For Ruth Snyderman, 1965 was a year to remember.

First, she married Rick.

Then she hitched up with a friend, each plunking down $200, and started something called the Works Gallery in the 2000 block of Locust Street.

She and her partner showed crafts - pottery, jewelry, all handmade.

"The shop was in the basement and you walked down the steps - that was a commitment - and there I was," Ruth Snyderman, 75, said this week in an interview.

"She was young and beautiful," husband Rick, 76, chimed in. "Now she's old and beautiful."

From that modest beginning - at one point their daughter, Ami, bounced around in a Jolly Jumper attached to the gallery ceiling - the Snydermans have built one of the most prominent craft galleries in the country.

And that has helped propel Philadelphia into the front ranks of the nation's resurgent crafts movement.

On Friday and Saturday, the Clay Studio will take note, honoring Ruth Snyderman at its annual gala.

Works Gallery and Snyderman Gallery (established in 1982 - they merged in 1996) have, according to Clay Studio encomiums, "mounted landmark exhibitions such as glass and ceramics designed by Ettore Sottsass' Memphis Group, one of the first exhibits of Robert Venturi's post-modern chair and table designs for Knoll, and solo exhibits by the likes of Dale Chihuly, William Morris, and many other pioneers in the field of glass sculpture."

So Ruth Snyderman will give a talk Friday at Works-Snyderman Gallery in the 300 block of Cherry Street, all part of the scheduled activities. She'll be toasted. And why not?

During their nearly half-century of marriage and crafts, the couple not only have devoted themselves to unique vases, jewelry, and furniture, they've been deeply engaged in the renaissance of two of the city's most important neighborhoods - South Street and Old City.

When it all began, Ruth Snyderman said, "I didn't know much" about crafts. "But I was interested."

Rick Snyderman, who had a day job in his family's small-loan business, quickly caught the bug from his bride, joining the gallery operations in 1972.

"I knew very little about visual art," he said as he sat in the couple's loft on the third floor of their gallery building. "I guess I learned on the job."

The learning began immediately, but it went into high gear in the late 1960s, when the Snydermans discovered South Street, then under threat from a proposed crosstown expressway that never came to pass. Traditional merchants were fleeing and artists were moving in.

"We saw posters around town for Peruvian crafts at the Eyes Gallery on Fourth and South and we were also showing Peruvian crafts," said Ruth Snyderman, small and agile with a neat shock of gunmetal hair. "So one day, I went down there with Ami to see what that was like. And as I walked in, the floor was very rough - it was primitive - and Ami fell through the hole in the floor and Isaiah [Zagar] had to go pull her out of the basement."
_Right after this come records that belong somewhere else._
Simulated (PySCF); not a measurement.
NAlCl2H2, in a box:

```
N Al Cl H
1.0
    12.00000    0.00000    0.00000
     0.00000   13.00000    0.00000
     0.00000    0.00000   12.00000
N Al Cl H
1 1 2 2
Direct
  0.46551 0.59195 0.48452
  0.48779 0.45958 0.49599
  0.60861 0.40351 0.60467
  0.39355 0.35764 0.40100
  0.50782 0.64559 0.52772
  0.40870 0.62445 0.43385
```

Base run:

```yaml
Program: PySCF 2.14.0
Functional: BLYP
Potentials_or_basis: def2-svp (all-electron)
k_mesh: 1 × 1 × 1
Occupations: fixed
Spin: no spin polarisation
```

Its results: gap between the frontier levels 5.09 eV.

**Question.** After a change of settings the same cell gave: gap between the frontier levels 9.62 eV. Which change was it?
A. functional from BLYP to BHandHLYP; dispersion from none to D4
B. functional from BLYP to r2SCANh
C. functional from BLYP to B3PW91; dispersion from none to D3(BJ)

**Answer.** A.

Artist Isaiah Zagar and his wife, Julia, in love with Latin folk culture, and proprietors of Eyes, "became our closest friends."

It was the Zagars who talked them into moving their gallery to South Street (Ruth Snyderman's co-founder bowed out of Locust Street early on), where two floors of a large building in the 300 block could be had for $135 a month. They split the rent with another couple and moved in.

Change was rocking the street.

The Painted Bride Art Center started up in an old wedding-dress shop. The Theater of the Living Arts was producing plays and performances under André Gregory, going great guns. Group Motion Theater, an innovative dance company, was bringing new German approaches to movement to U.S. audiences. New restaurants, like Black Banana and Lickety Split, attracted young, hungry people far into the night on weekends.

The Snydermans eventually bought their building and lived upstairs, running the gallery downstairs, like many a produce dealer before them. "We were the next generation of Jewish merchants on South Street," said Rick Snyderman, who opened a second gallery to focus on furniture and glass sculpture in 1983. "We just didn't think about it that way."

In 1992, Snyderman Gallery opened in the Cherry Street building. Old City "was empty" or nearly so, but after some organizing and networking, the neighborhood's dozen galleries have grown to more than 40. The Fringe Festival, Arden Theatre, the Painted Bride - these and more call Old City home.

In the mid-1990s, once again in sync with rising regard for a "craft" medium, the Snydermans launched what has become a major event, the International Fiber Biennial, which lasts for weeks and draws fiber artists from around the world.

Said Rick Snyderman, "When we opened in 1965, as it turned out, we pretty much paralleled the development of the craft movement. As we were moving along in our career in the field, the field was itself was developing and maturing."